To make matters worse for the new kids in town, the new FDA regulations have a grandfather clause that exempts cigars that have been in production for more than ten years. The idea behind that, I suppose, that if one of these older cigars were dangerous we would have heard about it by now. So yes, that part of  regulation also makes sense, and it also targets the boutique cigar industry in a very focused way, a way that seems almost unfair once you discover some of these impressive new brands.

That’s why I wanted to focus on three particular sticks in this column, cigars that definitely fall into the “boutique” category. I knew nothing about these three cigar marques a years ago, when I first moved to Central New York. But thanks to my buddy Bob Tisdell Jr., owner of Tismart, I now include these three unforgettable cigars in my weekly rotation. I also want to pass on these recommendations now so you can stock up in case these companies are overwhelmed by the new regulations.

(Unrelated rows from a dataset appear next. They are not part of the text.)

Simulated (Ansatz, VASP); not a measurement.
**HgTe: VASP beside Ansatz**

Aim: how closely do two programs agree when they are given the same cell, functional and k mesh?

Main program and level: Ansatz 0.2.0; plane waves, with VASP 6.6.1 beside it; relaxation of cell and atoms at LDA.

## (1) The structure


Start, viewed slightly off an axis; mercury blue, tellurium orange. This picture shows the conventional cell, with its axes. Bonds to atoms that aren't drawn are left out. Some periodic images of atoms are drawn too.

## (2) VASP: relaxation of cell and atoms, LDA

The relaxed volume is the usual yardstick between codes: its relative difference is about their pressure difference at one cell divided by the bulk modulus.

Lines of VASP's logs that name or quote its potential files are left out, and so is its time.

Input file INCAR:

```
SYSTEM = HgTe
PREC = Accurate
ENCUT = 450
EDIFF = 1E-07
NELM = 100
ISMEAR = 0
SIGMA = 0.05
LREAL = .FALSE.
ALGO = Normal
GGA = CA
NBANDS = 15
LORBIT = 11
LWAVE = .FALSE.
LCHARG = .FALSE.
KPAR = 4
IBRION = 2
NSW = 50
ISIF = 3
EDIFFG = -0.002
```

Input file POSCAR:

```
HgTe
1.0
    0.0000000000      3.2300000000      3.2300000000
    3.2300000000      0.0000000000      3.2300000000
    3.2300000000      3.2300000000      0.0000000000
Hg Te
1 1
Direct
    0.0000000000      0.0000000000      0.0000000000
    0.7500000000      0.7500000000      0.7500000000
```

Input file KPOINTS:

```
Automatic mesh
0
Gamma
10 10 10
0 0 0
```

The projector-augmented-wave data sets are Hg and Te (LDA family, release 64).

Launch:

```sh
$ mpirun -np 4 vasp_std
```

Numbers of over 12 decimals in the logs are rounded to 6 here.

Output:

Mi Querida SakaKhan Churchill

Steve Saka had been a Facebook friend of mine for a few years before I realized that he was the guy who developed many of the most famous blends for Drew Estates such as Liga Privada. I also thought he was just another Brother of the Leaf. By the time I had figured out that he was a pretty important guy in the industry, Steve had moved on and started his own cigar company, Dunbarton Tobacco & Trust in New Hampshire. Through Dunbarton he developed the Sobremesa line, which I always enjoyed.

One day, Bob told me about a new cigar that had just come in. “It’s called My Curda, or Me Cuadro or something like that.” Bob’s Spanish is a little rough, but he knows a lot about cigars even if he can’t pronounce their names. Gringo. So I located it in the humidor, a beautiful dark 7” x 50 Churchill with a gold band. It was called Mi Querida, which translates to “my beloved” or even “my mistress.” It was a superb, complex smoke, very full-bodied and potent but without any harshness.

I went on Facebook and posted a pic of the cigar, saying how much I enjoyed it. A few minutes later, Steve Saka himself commented on my post and thanked me for trying the cigar. That’s customer service!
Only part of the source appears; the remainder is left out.